Epistle to the Hebrews: Delay of the Name "Jesus"
In preparing for this morning's group study of the Epistle of Hebrews, a New Testament text noted for its High-Priestly Christology -- namely, a priesthood placed above even the Levitical one and identified with the priestly order of Melchizedek -- I noticed that the "Son of God" is only first called "Jesus" in verse nine of chapter two. Except for the very short letter of Third John, a text of merely one chapter consisting of just fifteen verses (which does not use "Jesus" at all), only Hebrews, among all the epistles, delays so long -- in effect, twenty-three verses -- before supplying the name "Jesus."
Why? Why this delay?
The epistle opens by emphasizing that God has spoken to mankind, or at least to believers, through his Son, a status quickly affirmed as superior to that of the angels by virtue of reflecting the glory of God, bearing the stamp of his image, and sustaining the universe, in whose creation he was the agent
The Son's subsequent role as High Priest is also soon affirmed, albeit less explicitly, in verse three of chapter one, which refers to the Son as having made purification for sins.

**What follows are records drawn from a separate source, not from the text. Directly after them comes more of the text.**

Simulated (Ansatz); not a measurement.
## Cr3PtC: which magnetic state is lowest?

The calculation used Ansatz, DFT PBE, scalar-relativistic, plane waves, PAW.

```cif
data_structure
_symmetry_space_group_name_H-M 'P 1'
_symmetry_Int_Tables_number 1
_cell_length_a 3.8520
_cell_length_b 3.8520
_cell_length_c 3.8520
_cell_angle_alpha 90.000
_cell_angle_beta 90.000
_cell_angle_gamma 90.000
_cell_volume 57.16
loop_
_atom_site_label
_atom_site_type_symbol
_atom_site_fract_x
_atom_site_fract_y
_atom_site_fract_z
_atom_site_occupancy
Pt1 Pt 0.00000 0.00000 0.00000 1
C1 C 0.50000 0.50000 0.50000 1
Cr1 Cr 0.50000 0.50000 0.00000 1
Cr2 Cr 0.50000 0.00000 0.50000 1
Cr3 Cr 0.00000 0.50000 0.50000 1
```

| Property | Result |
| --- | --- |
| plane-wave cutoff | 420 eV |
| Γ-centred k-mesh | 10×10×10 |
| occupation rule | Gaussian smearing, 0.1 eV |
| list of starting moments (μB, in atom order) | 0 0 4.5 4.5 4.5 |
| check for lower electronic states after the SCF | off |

By first emphasizing the high status and eminent role of the Son, the author of Hebrews takes pains to ensure that there be no doubt about the theological and soteriological understanding before providing the human name "Jesus," a name quite common among first century Jews.
Note therefore that when the author of Hebrews does finally refer to the Son as "Jesus," he does so in 2:9 with implicit allusion to the incarnation and emphasizes the brevity of this 'humble' state:
τὸν δὲ βραχύ τι παρ’ ἀγγέλους ἠλαττωμένον βλέπομεν Ἰησοῦν διὰ τὸ πάθημα τοῦ θανάτου δόξῃ καὶ τιμῇ ἐστεφανωμένον ὅπως χάριτι θεοῦ ὑπὲρ παντὸς γεύσηται θανάτουThe allusion to the incarnation comes in the expression "who for a little while was made lower than the angels" (βραχύ τι παρ’ ἀγγέλους ἠλαττωμένον), which refers back to verse seven in its citation of Psalm 8:6 from the Septuagint, the Greek rather than Hebrew text of the Old Testament. The author of Hebrews understands this expression -- that the Son was, for a short time, made lower than the angels -- as meaning that the Son took on the lower status of human nature.
But the one who for a little while was made lower than the angels we see, Jesus, through the suffering of death with glory and honor crowned so that by the grace of God for all he might taste death. (translation mine, largely to preserve word order)
Even in acknowledging that the Son lowered himself, however, the author insists that this was merely temporary, for the purpose of the Son's suffering and death, and at any rate resulted in his being crowned with glory and honor, an affirmation of his supra-angelic status.
From the evidence, then, I tentatively suggest that the author of Hebrews was concerned with countering an argument to the effect that as a human being, Jesus was necessarily lower than the angels and therefore could not be divine. This is the issue of status, which the writer deals with immediately and directly by insisting on a high, pre-incarnate existence as "Son." This leads to the second issue, that of role, which explains the Son's earthly function as a priestly one in offering himself up as purification for sins, a purpose whose incarnational necessity is explicated in the remainder of chapter 2 (verses 10-18), which is at pains to justify why the Son took on flesh and blood. And note that the priesthood is later proclaimed to be of the order of Melchizedek (2:6, 10), a priestly order that appears to transcend human nature (7:1-3).
These interlinked issues of status and role are, I think, why the author of Hebrews only belatedly refers to the human name "Jesus."